Independent Bakers Association ‘strongly urges’ rethink on US overtime proposal

By Hal Conick

- Last updated on GMT

Employees exempt from overtime pay may lose benefits of exempt status if rules change, argues IBA's president.
Employees exempt from overtime pay may lose benefits of exempt status if rules change, argues IBA's president.
The Independent Bakers Association has written a letter denouncing the US Department of Labor’s new overtime rule proposals.

The current Fair Labor Standards Act​ guarantees a minimum wage and overtime pay at a rate of not less than one and one- half times the employee's regular rate for hours worked over 40 in a workweek. However there are exceptions for so called 'white collar' employees. The DOL is hoping reduce the number of exemptions.

Its proposal will mean approximately 25% of all exempt employees in the US will be eligible for overtime pay, according to DOL estimates. This means companies will have to pay overtime to about 5 million additional employees across the nation, just about doubling the number.

Other provisions of the new proposal include:

  • Minimum salary for exemptions will be about $970 per week, or $50,440 annually, by 2016.
  • Total annual compensation for highly compensated employees moved to the 90th​ percentile of weekly earnings. In 2013, this would be about $122,000 per year.
  • Minimum salary and compensation levels will be automatically updated via a mechanism moving forward.
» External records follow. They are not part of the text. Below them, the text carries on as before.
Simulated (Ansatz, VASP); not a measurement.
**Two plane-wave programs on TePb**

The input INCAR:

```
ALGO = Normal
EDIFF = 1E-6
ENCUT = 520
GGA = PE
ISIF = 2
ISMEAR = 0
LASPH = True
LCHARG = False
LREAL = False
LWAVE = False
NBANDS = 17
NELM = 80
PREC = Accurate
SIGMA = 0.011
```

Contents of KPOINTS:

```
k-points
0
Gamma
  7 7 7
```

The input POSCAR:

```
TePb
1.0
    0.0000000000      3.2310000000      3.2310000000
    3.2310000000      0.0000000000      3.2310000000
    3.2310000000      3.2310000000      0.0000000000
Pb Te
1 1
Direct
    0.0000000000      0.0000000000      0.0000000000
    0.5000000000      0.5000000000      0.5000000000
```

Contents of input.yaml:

The proposed rule’s public comment period ended on September 4 and is now currently being reviewed. It likely will not be published in its final form until 2016.

IBA’s response

Nicholas Pyle, president of the IBA, wrote in a letter to Mary Ziegler, DOL Director of the Division of Regulations, Legislation, and Interpretation, denouncing the proposal.  Pyle said employees across a large portion of IBA’s membership would be “negatively affected by the steep increase to the exemption salary threshold.”

 “In addition, our member companies would be negatively affected by DOL’s proposed decision to place the exemption threshold calculator on an annual ‘auto-pilot’ and its decision to assess and potentially alter the exemption ‘duties test’ without following proper notice and comment rulemaking procedures,” ​he wrote.

The increase to the salary exemption threshold will harm the operations of IBA member employees and operations, he said, as Pyle said the proposed rule has a higher threshold than any other state law. This has potential to hurt companies and employees in cities and states with lower cost of living.

Pyle also expressed concern for workers at salaries below the threshold employed by IBA member companies, as he believes they will lose the benefits associated with exempt status and “effectively be demoted”. ​These employees will have fewer opportunities for career training, advancement and flexible work arrangement, he said.

“Incentive pay and bonus structures will also have to be revised to reflect the new rules, which will likely be a negative from the perspective of the currently exempt employee,” ​he wrote in the letter to the DOL.

Call to follow proper APA procedures

Pyle submitted what he called “substantive objections”​ to the duties test used to determine overtime-exempt status. He said the implication is the DOL would change these tests without a public opportunity to comment on them, something he said would be a violation of the Administrative Procedure Act.

“Substantively, we urge that the duties test not be altered because it would muddy the waters of the streamlined test of 2004 and would place an undue and constant administrative burden on employers and employees trying to understand how to comply with a more complicated test,”​ he wrote, adding that the test must remain stable and unchanged.

These proposed rule changes would “affect the finances, management, and company morale” ​of many companies in the baking industry, Pyle said.

He closed the letter by saying that the IBA “strongly urges”​ the DOL to reconsider moving forward with these new proposals.